The imagined citizens spoke and wrote Rocaterranski, a language combining Russian, German, Yiddish, corrupted Spanish and Slavic vocabulary. The script is the love child of Cyrillic and Hebrew with some musical notation thrown in. Some letters resemble ornate peppermills and scimitars and are topped with diacritical triple dots and lightning bolts.
Rocaterranski is linguistically legit.
Ciudad Eldorado, the capital of Rocaterrania, is a cosmopolitan city that Kuhler called "a pocket-sized Paris." His street scenes show soldiers in European military dress, women in the fluted jackets and knee skirts of classic Hollywood, men in fezzes or the long coats and large hats of Hasidic Jews, and children who could be modeling J.C. Penney's back-to-school wear. Cities are connected underground by the same kinds of trains that Anna Karenina threw herself beneath.

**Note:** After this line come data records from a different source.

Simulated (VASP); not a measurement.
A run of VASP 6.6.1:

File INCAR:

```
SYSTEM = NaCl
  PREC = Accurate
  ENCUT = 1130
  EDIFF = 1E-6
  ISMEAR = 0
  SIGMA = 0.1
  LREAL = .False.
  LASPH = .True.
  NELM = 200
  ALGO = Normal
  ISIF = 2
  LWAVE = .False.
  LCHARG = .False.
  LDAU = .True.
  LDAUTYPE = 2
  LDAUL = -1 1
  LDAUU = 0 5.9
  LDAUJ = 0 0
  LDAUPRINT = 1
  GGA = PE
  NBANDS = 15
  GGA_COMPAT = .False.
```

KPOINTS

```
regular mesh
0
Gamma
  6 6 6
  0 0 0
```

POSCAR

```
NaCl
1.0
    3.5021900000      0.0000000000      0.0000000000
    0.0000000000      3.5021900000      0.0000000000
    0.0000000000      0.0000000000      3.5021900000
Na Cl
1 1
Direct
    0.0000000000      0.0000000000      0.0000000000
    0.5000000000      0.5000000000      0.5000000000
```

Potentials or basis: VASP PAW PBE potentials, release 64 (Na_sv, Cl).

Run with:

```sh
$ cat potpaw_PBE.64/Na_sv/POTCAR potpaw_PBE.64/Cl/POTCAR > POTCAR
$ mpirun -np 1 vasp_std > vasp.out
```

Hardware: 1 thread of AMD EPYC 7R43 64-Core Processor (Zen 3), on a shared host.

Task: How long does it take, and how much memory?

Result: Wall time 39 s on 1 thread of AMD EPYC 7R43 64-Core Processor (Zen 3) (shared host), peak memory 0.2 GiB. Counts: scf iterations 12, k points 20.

Visionary artists commonly think in architecture. Technical renderings of spectacular buildings and detailed ornamentation imply complex societies and convey utopian ideals. Each major Rocaterranian city has a distinct architectural identity. In the eclectic Ciudad Eldorado, an amalgam of Europe's capitals, Modernist buildings stand next to Victorian ones. Issuskoye, the country's easternmost city, is characterized by experimental designs including fanciful, almost botanical, spires and towers.
FILM AND KUHLER'S VISION
Although Kuhler had an encyclopedic knowledge of classic cinema and designed the titles for one of the masterpieces of American experimental film, Stan Brakhage's Dog Star Man, the only films he made existed within the world of Rocaterrania. In the imaginary sci-fi film Rocketship MDX, a Rocaterranian spaceship is waylaid by meteors and lands on Mars. The astronauts find a Martian civilization near their crash site and befriend the native people. Indebted to Chesley Bonestell's dramatic depictions of astronomical landscapes, Kuhler's vision of the heavens was one of infinite freedom and beauty.